Deciphering the News in the Economic News

Effective communication of what all the economic numbers mean, and how they fit into context, is critical. Federal stimulus efforts would be strengthened with more direct outreach to the American public.

March 9, 2009 at 4:05PM
This week's calendar of economic news, courtesy of Bloomberg.
This week's calendar of economic news, courtesy of Bloomberg. (The Minnesota Star Tribune)

On Friday, more bleak economic news: 651,000 jobs were lost in the U.S. in February, pushing the unemployment rate to 8.1%. Recession has reached all of our neighborhoods and workplaces; the Star Tribune on Sunday documented the stress facing two small Minneapolis businesses and their employees.

The latest numbers in economic news threaten to lose meaning for two reasons. First, the news has been almost exclusively negative in recent months. Second, the numbers themselves become difficult to gauge in context. What does 651,000 jobs lost or 8.1% truly mean? Clearly, it means hundreds of thousands of people suddenly without work – and millions of family members affected as a consequence. But broadly, the litany of economic announcements leaves us with a generalized, anxious sense of gloom.

U.S. leaders are aware of this. In an interview published Sunday, President Obama noted he doesn't "think that people should be fearful about our future," and stressed that not all financial institutions are foundering.

Still, the prevailing message is one of economic freefall. And as householders, employees and business owners, we respond to that message with an anxiety that undermines recovery efforts. In part, this is because a recession of this severity appears unprecedented – it is to nearly all of us – and placing it in context is a challenge.

History helps. For example, the recession that started in 1893 pushed unemployment to estimated levels nearing 20%, and in bleak 1932, unemployment exceeded 23%. While the number of jobless Americans is higher now than it was then, the percentage of us looking for work is substantially lower today. In my view, that's useful information.

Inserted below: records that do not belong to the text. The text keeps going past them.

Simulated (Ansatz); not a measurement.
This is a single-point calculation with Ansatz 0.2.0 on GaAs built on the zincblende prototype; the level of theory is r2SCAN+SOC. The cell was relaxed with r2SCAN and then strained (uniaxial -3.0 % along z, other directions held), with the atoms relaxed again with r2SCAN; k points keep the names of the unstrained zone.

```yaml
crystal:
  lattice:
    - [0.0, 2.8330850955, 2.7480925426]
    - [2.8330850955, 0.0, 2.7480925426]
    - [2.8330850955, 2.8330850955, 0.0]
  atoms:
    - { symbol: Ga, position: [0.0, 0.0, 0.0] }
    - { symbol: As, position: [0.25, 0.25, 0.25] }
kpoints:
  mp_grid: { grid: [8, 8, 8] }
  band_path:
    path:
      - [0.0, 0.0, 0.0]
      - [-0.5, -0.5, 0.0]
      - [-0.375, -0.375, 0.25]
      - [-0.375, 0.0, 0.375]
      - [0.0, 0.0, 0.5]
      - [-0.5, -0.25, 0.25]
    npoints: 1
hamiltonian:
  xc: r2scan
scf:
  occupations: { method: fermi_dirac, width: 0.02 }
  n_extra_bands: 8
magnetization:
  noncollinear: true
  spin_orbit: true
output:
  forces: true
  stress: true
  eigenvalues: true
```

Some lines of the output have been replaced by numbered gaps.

As a companion to federal and state stimulus efforts, we ought to commence a public outreach effort to remind Americans that while most of us do not remember it, we have weathered more acute economic stress before and will do so again. In the inaugural speech made famous by his maxim that "the only thing we have to fear is fear itself," FDR also called for a leadership of frankness and vigor, which he pursued with a very intentional effort to communicate confidence to the American people through the fireside chats and other media.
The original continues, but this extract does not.